I’ve spent the past two weeks without my voice.
It comes in fits and starts — raspy, breathy, squeaky or barely audible. Though for a good 4 days, I couldn’t make a peep.
Every singer’s nightmare.
It used to happen to me a lot when I was in high school. My friends would tease me jovially saying, “Andrea, do your Joan Rivers voice!”
In college, it was less funny because for a while I was studying classical voice and losing your voice could mean missing a critical audition or failing a midterm.
Here’s what it means to me today.
95% of my fledgling business and the work I do that make up my livelihood rely upon my voice.
Imagine, if you will, a yoga class that I taught completely silently with a lovely meditative playlist in the background, poster-size flash cards, physical demonstration of each asana (pose) and a meditation bell to signal when it’s time to look up for the next poster.

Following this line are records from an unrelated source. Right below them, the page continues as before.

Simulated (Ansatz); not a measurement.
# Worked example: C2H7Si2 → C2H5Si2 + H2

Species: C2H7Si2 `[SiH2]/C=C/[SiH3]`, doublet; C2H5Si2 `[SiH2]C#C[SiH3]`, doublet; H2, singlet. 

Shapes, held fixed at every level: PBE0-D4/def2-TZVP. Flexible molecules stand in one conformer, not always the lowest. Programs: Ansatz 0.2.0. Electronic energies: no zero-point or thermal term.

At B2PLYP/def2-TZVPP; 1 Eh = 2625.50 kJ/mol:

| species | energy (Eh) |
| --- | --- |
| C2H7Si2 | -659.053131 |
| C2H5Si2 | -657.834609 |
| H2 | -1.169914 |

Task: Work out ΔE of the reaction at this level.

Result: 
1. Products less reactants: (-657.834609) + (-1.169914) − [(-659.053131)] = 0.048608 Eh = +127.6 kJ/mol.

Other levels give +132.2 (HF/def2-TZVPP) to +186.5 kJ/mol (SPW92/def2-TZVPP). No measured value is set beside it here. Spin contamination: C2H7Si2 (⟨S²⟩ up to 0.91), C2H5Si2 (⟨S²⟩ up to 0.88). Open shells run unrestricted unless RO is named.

Or a women’s forum and networking event where I happily sat in a booth and listened to the speakers but when it came time to mingle, I had only a stack of post-it notes, a pen and a smile. I even ordered water with no ice from the bar on a post-it!
Or the look on a 5-year-old camper’s face when she asked me a question and I had to squeak out that I lost my voice. She told me I was faking! Five minutes later, she reconsidered and asked with concern, “Did you really lose it? Where did it go?”
So I’ve been drinking herbal remedies by the gallon, steaming my face with eucalyptus, self-prescribing vocal rest and pouting a little… because, well, I feel limited.
It’s easy to slip into “oh-woe-is-me” mode or throw my hands up and say, “well it’s not my fault things have come to a grinding halt — I can’t speak!”
But that’s not useful.
What IS useful is to take advantage of this opportunity to pause, get quiet (ha!) and check what’s happening in and around me… to take stock. Like an obligatory silent meditation retreat!
Two days before I came down with the cold that spiraled into this voiceless state of being, I recorded a pre-season podcast episode of The Creative Impostor and talked about a spring cleaning of sorts I was doing in my professional life.
I had valiantly decided to pare down some of the services I’m offering in an effort to bring more focus and clarity to my personal brand (always a struggle for me because I like to dip my fingers in sooooo many different pots!)
The ultimate decision was that everything would center largely around my voice and supporting my clients, students and community in discovering and nurturing their own creative voices. I’m even designing a new training with the working title Reveal Your True Voice: an exploration of sound, mantra, and vocal confidence.
I felt FANTASTIC about that decision, my UVP (unique value proposition, or uniquely vibrant point of view) felt clear, strong and true. And then THIS.
My mind fluttered around from theory to theory and rationalization to rationalization.
Of course this would happen. Every time I try something new, it never works!
Maybe I’ve made a mistake and need to reconsider my direction.
It’s just a reminder to slow down and take better care of myself.
Perhaps the universe is testing my resolve to see how much I believe in this purpose.
Purely coincidence, there’s no lesson here. It sucks, just wait it out.
Who am I without my voice?
Oh God, what if this is it and my voice NEVER comes back?!
It got to the point where my boyfriend said he kept thinking I was mad at him because I wouldn’t talk and that he missed the sound of my voice.
Besides being super sweet, it made me realize how much of how people perceive us is dependent upon our voice. There is a lot of focus in our society right now on content, the WHAT of the conversation. But maybe what’s more important is even just the sound of our voice, HOW things are being said.
Nowhere is that more apparent than in the world of podcasting. As I’ve listened to hundreds of podcasts at this point, I’ve realized that the ones I come back to time and again are the ones with the best combination of engaging content and superb audio quality including the sound of the host’s voice.
There are voices I can fall asleep to and voices that energize me, voices that soothe and voices that inspire. And then there are voices that irritate me so much, I’m hard pressed to tune in again even if I really want to know what they have to say.
So I guess that’s the point.
Your voice matters.
My voice matters.
And that’s really all I have to say.